A teenager lost a contact lens while playing basketball in the park. After looking for a few minutes, he came home and informed his mother the lens was nowhere to be found. Mom doesn’t say a word, but walks outside and in a few minutes returns with the lens in her hand. I really looked hard for that, Mom, the young man says How’d you manage to find it so fast? Because, she replies, we weren’t looking for the same thing. You were looking for a small piece of plastic. I was looking for the contact lens of my son.

It is said of a saint, I believe Peter Claver, that one of his assistants, whom he had rescued from misery and tried uselessly to convert to a life of faith, at the moment of the saint’s death confessed his pride and embraced the sincerest repentance, due to the saint’s perseverance in his efforts. Perhaps the saint did not find the “proper method,” surely that method did not exist, but the Holy Spirit is above the plans of the saints and of those of us… who are not completely holy.

Mary and Joseph looked for a warm and safe place for the Child Jesus to come into the world. but apparently their wish was not literally fulfilled. The Magi also began to look for Jesus in the palaces and in the places where a future king was supposed to live… but this search, apparently, did not bear the expected fruit.

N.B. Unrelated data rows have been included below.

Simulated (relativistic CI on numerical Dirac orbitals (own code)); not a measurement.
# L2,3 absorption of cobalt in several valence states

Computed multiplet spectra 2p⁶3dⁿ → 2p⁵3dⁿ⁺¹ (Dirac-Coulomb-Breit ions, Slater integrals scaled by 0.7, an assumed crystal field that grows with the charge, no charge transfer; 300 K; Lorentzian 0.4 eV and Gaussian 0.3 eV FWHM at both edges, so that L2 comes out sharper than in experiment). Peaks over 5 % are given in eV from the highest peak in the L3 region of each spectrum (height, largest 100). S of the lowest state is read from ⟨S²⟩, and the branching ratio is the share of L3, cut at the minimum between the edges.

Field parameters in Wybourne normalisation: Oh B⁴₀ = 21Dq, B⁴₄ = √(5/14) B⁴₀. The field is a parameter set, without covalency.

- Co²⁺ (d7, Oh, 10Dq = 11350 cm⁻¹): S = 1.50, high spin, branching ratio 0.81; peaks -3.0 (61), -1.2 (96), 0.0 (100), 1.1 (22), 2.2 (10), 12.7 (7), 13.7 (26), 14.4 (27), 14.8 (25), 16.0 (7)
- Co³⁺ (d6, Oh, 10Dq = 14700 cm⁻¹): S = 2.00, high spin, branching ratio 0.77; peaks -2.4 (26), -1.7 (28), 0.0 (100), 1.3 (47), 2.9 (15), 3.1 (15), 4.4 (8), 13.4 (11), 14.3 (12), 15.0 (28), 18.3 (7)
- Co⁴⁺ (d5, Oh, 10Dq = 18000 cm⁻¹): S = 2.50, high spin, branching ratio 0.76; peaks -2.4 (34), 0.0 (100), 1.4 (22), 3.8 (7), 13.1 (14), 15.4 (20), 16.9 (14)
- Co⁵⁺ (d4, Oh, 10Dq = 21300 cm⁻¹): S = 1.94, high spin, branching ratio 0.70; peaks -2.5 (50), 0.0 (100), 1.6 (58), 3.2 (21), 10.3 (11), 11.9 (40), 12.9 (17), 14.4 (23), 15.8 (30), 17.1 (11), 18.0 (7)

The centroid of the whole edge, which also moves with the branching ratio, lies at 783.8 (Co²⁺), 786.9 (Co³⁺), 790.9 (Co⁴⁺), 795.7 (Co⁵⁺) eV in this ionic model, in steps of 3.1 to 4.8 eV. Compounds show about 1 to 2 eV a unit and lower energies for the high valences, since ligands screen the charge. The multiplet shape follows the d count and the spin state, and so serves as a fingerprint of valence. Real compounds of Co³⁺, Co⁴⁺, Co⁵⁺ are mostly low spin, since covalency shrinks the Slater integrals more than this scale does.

The fruit was that for all men of good will, be they simple shepherds or educated Magi, it became clear that God presented himself to us as a God in need, dependent on his parents and also on our collaboration. That would have been difficult to understand if Christ had come into the world in any other way.

Seeking represents, in a word, what every human being does by behaving ecstatically. Consider a trivial example. If I am walking along a mountain path, I will be attentive to where I am going to put my foot, so as not to trip or sprain my ankle. That implies eliminating some possibilities (putting my foot in a puddle, stepping on a stone…) to finally choose the best possibility, a small piece of ground that is flat and dry. Naturally, we do this “automatically”, unless our sight or our legs are limited, but the same process continually occurs in our spiritual life.

There is always, continuously, a search for perfection, for the best. It is not simply a matter of choosing between good and evil, but of discerning the most perfect, in other words, what is God’s will for me at this moment. Examples of this state of searching are the effort to live a continuous recollection and a permanent quietness, which allows us to close the way to the useless or perverse and open the mind and will to the unpredictable, what the Holy Spirit wants to whisper to us.

The Magi, like the pearl merchant in the parable, understood that one had to leave everything to enter the kingdom of heaven. That is precisely to identify with Christ, who emptied himself of his divine condition to reach us. This is the great point of today’s feast in the Gospel according to Matthew. It is not obvious that God would manifest himself in vulnerability and defenselessness and smallness, weakness, but indeed this is the Gospel proclamation…and our personal experience.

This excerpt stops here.